A research team led by LUO Yongming from the Institute of Soil Science of the Chinese Academy of Sciences (ISSCAS), along with their collaborators, made advancements in understanding arsenic contamination in China’s surface soils. The study was published in Nature Sustainability. 

Using a machine-learning model developed from 3,542 regional surveys encompassing over one million soil samples, the team produced annual maps showing a consistent rise in arsenic levels in China's surface soils from 2000 to 2040.  

The model uncovered an increase from an average arsenic concentration of 11.9 mg/kg in 2000 to 12.6 mg/kg in 2020, projecting a further increase to 13.6 mg/kg by 2040. It identified primary anthropogenic sources such as non-ferrous metal mining (68.0%), fossil energy consumption (15.8%), non-ferrous metal smelting (13.2%), and agricultural activities (3.0%) as key contributors to this rise. 

Moreover, the team showed how agricultural practices, particularly the use of arsenic-laden fertilizers and pesticides, raise the overall arsenic levels, and reduce the area of land with arsenic concentrations exceeding 20 mg/kg due to crop absorption, akin to phytoremediation. However, it warned that arsenic absorbed by crops can enter the food chain, posing potential health risks. 

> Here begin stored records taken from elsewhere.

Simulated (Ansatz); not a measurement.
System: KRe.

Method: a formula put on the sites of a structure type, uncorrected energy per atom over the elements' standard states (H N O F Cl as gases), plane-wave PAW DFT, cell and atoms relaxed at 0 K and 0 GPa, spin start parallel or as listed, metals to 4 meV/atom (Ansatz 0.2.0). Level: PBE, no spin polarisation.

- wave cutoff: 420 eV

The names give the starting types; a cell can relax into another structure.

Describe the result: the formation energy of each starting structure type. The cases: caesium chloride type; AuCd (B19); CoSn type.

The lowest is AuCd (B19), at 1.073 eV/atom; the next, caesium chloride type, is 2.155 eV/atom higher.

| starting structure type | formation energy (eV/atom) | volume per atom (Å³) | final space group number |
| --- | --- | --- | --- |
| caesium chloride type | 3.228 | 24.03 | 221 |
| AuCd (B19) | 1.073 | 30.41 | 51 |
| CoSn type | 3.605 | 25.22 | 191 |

Further research discovered that 13.3% of the rice grown in fields with soil arsenic levels between 20 and 30 mg/kg exceeded safety limits, with about one-third of arsenic-exceeding rice in China coming from these fields. This points to the urgent need for reassessment of current standards and increased focus on affected areas to ensure food safety. 

This study provides a macroscopic method for quantifying the environmental impact of human activities, with potential applications not only in China but globally across various research fields.